Central finance functions must translate shared-service costs into signals that drive efficient behavior across business units. Firms typically choose among allocation approaches that trade simplicity, accuracy, and behavioral impact. Direct charging assigns observable costs to consuming units where possible. Cost-pool allocation groups shared expenses and divides them by a chosen cost driver such as headcount, transaction volumes, or revenue. Activity-based costing offers greater precision by tracing costs to discrete activities and then to users, a method developed and advocated by Robert S. Kaplan, Harvard Business School, to reduce distortion from arbitrary spreads. More precise methods require more data and governance.
Allocation methods and practical design
A practical program often blends methods. For standardized transactional services, firms can use transaction-based recharges that reflect unit consumption. For infrastructure or governance functions, apportionment by a stable driver such as revenue or floor space preserves predictability. Market-based pricing sets internal prices to mirror external supplier rates and can discipline demand, but it requires an objective market benchmark. Robert S. Kaplan, Harvard Business School, emphasizes that aligning costs with causal drivers improves managerial decision-making, while Thomas H. Davenport, Babson College, documents how shared-service implementations must couple cost regimes with clear service definitions to avoid eroding quality. Organizations frequently underestimate the administrative burden and change management required.

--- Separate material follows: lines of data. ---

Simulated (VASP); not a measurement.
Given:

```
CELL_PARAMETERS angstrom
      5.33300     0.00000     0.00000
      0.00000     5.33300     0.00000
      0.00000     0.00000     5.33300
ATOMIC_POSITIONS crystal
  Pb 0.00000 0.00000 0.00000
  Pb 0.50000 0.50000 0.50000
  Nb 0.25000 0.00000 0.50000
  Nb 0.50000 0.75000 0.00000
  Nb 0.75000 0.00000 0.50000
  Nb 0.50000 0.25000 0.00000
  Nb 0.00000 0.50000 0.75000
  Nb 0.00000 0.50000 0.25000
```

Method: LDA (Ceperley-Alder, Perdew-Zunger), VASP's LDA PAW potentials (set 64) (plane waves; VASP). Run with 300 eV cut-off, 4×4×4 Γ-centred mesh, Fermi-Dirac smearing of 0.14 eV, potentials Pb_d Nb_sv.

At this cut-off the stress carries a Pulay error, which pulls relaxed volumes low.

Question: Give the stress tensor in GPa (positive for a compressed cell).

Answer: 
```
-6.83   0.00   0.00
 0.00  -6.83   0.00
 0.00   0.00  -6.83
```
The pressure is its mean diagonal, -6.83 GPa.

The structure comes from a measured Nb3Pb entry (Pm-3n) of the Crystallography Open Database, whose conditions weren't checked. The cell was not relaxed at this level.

Consequences, incentives, and cultural context
Allocation choices shape incentives. A blunt headcount charge can create perverse incentives to centralize or outsource; sophisticated activity-based allocations can reveal true consumption but may be resisted as intrusive. Cross-subsidization occurs when some units subsidize others, which can mask inefficiency and stoke territorial tensions in multinational firms. Cultural and territorial nuances matter: relocating shared-service centers to lower-cost regions can improve unit economics but has human consequences for local employment and can introduce language, time-zone, and regulatory complexity that alters cost structures and service expectations. Stakeholders evaluate fairness as much as accuracy.
Designing allocations requires governance: transparent assumptions, regular review, and service-level agreements that separate price from service quality. When implemented with vendor-like discipline and clear leadership, allocation systems become tools for strategic resource allocation, not merely accounting artifacts.